Inside, wire shelves and baskets overflowed with yams, plantains, peppers, spices, and fresh okra. There were beaded necklaces, hair extensions, and Dark and Lovely — the first Black hair-care products I’d seen in France. There were giant bags of rice, swatches of batik fabric in African prints, freezers with whole fish, and jars of pickled food I had never seen before.
I walked hesitantly up to the man at the checkout counter. I asked, “Est-ce que tu . . . um . . . vous faites de cheveux?” He called to a woman sitting in a corner at the front of the shop. She, in turn, called over another woman, who she introduced as Albertine.

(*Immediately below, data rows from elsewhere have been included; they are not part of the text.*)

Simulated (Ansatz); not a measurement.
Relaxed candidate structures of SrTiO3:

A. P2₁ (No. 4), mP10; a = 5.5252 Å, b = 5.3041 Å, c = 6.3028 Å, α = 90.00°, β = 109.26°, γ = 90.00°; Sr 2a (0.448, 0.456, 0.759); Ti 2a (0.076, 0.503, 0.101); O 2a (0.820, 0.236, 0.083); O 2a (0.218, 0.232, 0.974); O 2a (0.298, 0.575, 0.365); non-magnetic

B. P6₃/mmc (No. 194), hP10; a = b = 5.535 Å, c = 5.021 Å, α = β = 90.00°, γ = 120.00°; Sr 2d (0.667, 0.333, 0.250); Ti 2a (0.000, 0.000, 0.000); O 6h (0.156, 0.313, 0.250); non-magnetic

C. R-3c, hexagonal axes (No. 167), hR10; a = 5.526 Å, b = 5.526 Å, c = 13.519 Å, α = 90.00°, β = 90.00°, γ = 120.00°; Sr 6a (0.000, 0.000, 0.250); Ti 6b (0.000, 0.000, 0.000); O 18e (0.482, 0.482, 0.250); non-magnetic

Albertine had immigrated to France from the Ivory Coast. She had thin brows made for stern looks. I guessed she was in her forties. Her dark brown eyes were kind but sharp as she assessed me with curiosity. Together they asked me questions about where I was from and what I was doing in France. They told me it would cost sixty euros to do my hair.
No way.
“Ça va coûter plus de soixante euros,” I told her. “J’ai beaucoup des cheveux.” I have thick hair, was born with a full head of it. Maybe she couldn’t understand, only seeing it braided; my hair is a lion’s mane.
But no , Albertine answered with a very French kind of finality. Everyone pays sixty euros.
When I returned to my little room in Chauny, I photographed my hair and face in the mirror while it was still neat, so I could show Albertine how I liked it. I kept apprehensively reviewing the route to the shop in my head, with no address, no website, and no name that I had seen. I would need to find my way back to it on my own.
The next month, I began to look for hair-care products in earnest. It was my understanding that I should arrive at Albertine’s shop with my hair ready to be braided. That meant my hair should be washed and, ideally, oiled. My mom mailed me the co-wash all the way from home, but I still needed to find hair oil. Every time I went into a new shop, I kept my eyes peeled.
I knew coconut oil was used for cooking and hoped to find it on the shelves of the food aisle. By now, I had given up on finding any natural-hair-care products for Black women nearby. Then, the internet gave me an idea: to check in the nearest bio (how the French refer to anything organic) store, which led me out of little Chauny. I found coconut oil in a bio store in, again, Noyon. It was meant for healthy cooking, but I figured if it was high-quality enough to eat, I could surely use it in my hair. I bought a large tub and was ready to get to work a few days later.
It took hours to unbraid, untangle, comb through, and wash my hair, section by section. By the time I was done, I was so frustrated I thought I might end up cutting it all off before I left France. But I had an appointment with Albertine waiting for me, so I divided my hair into four uneven sections and four big twists. I went to Noyon the next day.
That’s how I ended up hesitantly standing outside of the shop. What if Albertine didn’t really know how to braid well? What if she couldn’t really handle hair that had never been touched by chemical relaxers?
“Oh la la, ma chérie,” Albetine told me when she saw my hair. What? I had shocked her into French stereotypes. She undid the four long twists, which I had wrapped up in a scarf for my trip to Noyon, and continued, “Vous avez des longs cheveux, comme une fille blanche.” You have long hair, like a white girl.
“Votre famille est de quelle origine?” she asked. “Est-ce que votre famille est d’origine nigériane? Ils ont les cheveux épais.”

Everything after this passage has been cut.